Most of what humanity has written, recorded, and published does not exist on the internet. Not even close. Large language models, search engines, recommendation algorithms: they all treat the web as though it were a reasonable proxy for human knowledge. It is not. It is a shallow, recent, and spectacularly incomplete sample.
Google has scanned tens of millions of books, but most sit behind copyright walls, neither fully searchable nor publicly readable. The rest exist on shelves, in basements, in charity shops where nobody is looking. The vast majority of the world's cultural heritage has never been digitized in any form. Not suppressed, not restricted. Just absent.
The pre-internet age was not merely analogue. It was geographically bounded. John Holbo, writing on Crooked Timber, described it as a kind of epistemic accident: you knew what the six people around you knew, what your local library stocked, what your local record shop carried. A left-handed guitarist might never discover that left-handed guitars existed. That accidental ignorance, that texture of ordinary life, was never documented in a form that any crawler could find. It was the water, not the fish.
The physical record is vanishing too. When the Chicago Sun-Times consolidated its suburban papers, photographs from the Aurora Beacon-News and Elgin Courier-News were thrown in the bin. The Louisville Courier Journal's archive of roughly ten million photographs nearly followed before the University of Louisville negotiated a last-minute donation. These aren't edge cases. They are the norm for local journalism across America and, by extension, for any community record that depended on newsprint.

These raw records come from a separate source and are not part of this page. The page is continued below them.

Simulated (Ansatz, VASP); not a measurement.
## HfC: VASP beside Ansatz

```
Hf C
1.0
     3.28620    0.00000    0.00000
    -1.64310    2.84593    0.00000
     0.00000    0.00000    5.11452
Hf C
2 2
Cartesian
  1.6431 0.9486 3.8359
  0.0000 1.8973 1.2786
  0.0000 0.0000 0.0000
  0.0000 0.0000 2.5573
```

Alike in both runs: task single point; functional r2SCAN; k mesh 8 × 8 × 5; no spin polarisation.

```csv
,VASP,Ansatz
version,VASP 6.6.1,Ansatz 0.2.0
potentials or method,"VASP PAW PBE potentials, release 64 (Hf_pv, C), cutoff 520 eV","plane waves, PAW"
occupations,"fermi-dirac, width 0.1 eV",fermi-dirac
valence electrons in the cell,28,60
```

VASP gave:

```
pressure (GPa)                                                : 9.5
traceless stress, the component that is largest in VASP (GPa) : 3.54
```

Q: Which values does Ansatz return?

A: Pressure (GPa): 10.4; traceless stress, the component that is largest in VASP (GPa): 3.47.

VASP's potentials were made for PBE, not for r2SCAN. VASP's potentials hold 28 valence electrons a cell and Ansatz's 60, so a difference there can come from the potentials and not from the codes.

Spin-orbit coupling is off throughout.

Meanwhile, born-digital content fares no better. Pew Research found in 2024 that a quarter of all web pages that existed between 2013 and 2023 have already disappeared. MySpace's 2019 migration destroyed millions of songs, videos, and photographs in what the Long Now Foundation described as irreversible data loss. Andy Warhol's digital artwork from the 1980s sat stranded on obsolete Commodore hardware for decades.
The gap is self-reinforcing. If knowledge isn't online, AI can't learn it. If AI can't surface it, fewer people encounter it. If fewer people encounter it, there's less incentive to digitize it. The loop tightens and the memory without metadata that defined most of human experience drifts further from retrieval.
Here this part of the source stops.